Florida Governor Ron DeSantis has long walked a populist trail blazed by former President Donald Trump, and even while trying to knock Trump out of the GOP presidential primary’s top spot, DeSantis has been deferential to Trump and extremely careful not to alienate Trump’s powerful voter base.
But at some point in the electoral calendar — and it appears to be now, with just a year to go — anyone hoping to take Trump out of the 2024 Republican picture has to present a real case to replace the former President, since 91 criminal counts and four pending trials haven’t done anything to dislodge Trump from the GOP frontrunner position in the polls.
Like fellow candidate Nikki Haley, with DeSantis a distant second or third in the polls, the Florida Governor continues to say Trump did a good job as President while espousing nearly identical policy positions as Trump.
So how to create separation and distinction? DeSantis claims he has the one necessary quality that Trump doesn’t have: national electability.

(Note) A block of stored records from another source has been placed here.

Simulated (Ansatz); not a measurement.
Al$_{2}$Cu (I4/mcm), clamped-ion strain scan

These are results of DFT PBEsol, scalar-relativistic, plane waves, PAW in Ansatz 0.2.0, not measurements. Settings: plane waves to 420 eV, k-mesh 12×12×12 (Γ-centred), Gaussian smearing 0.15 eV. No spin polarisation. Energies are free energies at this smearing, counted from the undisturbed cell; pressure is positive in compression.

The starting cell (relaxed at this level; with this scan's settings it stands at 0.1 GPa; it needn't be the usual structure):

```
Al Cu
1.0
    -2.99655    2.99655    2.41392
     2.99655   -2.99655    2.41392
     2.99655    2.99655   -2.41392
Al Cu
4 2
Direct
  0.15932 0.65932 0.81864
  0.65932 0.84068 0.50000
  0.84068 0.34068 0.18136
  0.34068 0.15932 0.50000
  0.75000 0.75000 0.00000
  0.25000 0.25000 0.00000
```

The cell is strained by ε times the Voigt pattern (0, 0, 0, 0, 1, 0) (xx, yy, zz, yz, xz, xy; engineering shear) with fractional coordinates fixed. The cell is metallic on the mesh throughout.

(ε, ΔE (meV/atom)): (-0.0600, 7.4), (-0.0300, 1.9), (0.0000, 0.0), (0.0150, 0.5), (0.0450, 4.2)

DeSantis: I think President Biden will beat Trump if he’s the nominee pic.twitter.com/Sqlpzb2C4X
— Biden-Harris HQ (@BidenHQ) November 19, 2023
Trump’s main vulnerability, according to DeSantis, is that — as strong as his base is — the former President’s popularity takes a nosedive when you move outside that base. DeSantis says this means Trump will lose again to Joe Biden if the GOP insists on running a rematch of 2020. If he believed Trump could beat Biden, DeSantis says, he “wouldn’t be running.”
DeSantis would merely be busy governing Florida, he says, if the Republicans could unseat Biden with Trump at the top of the ticket. But instead, DeSantis says he is running to try to save the GOP from a huge mistake in setting up a Biden-Trump rematch he believes Trump can’t win.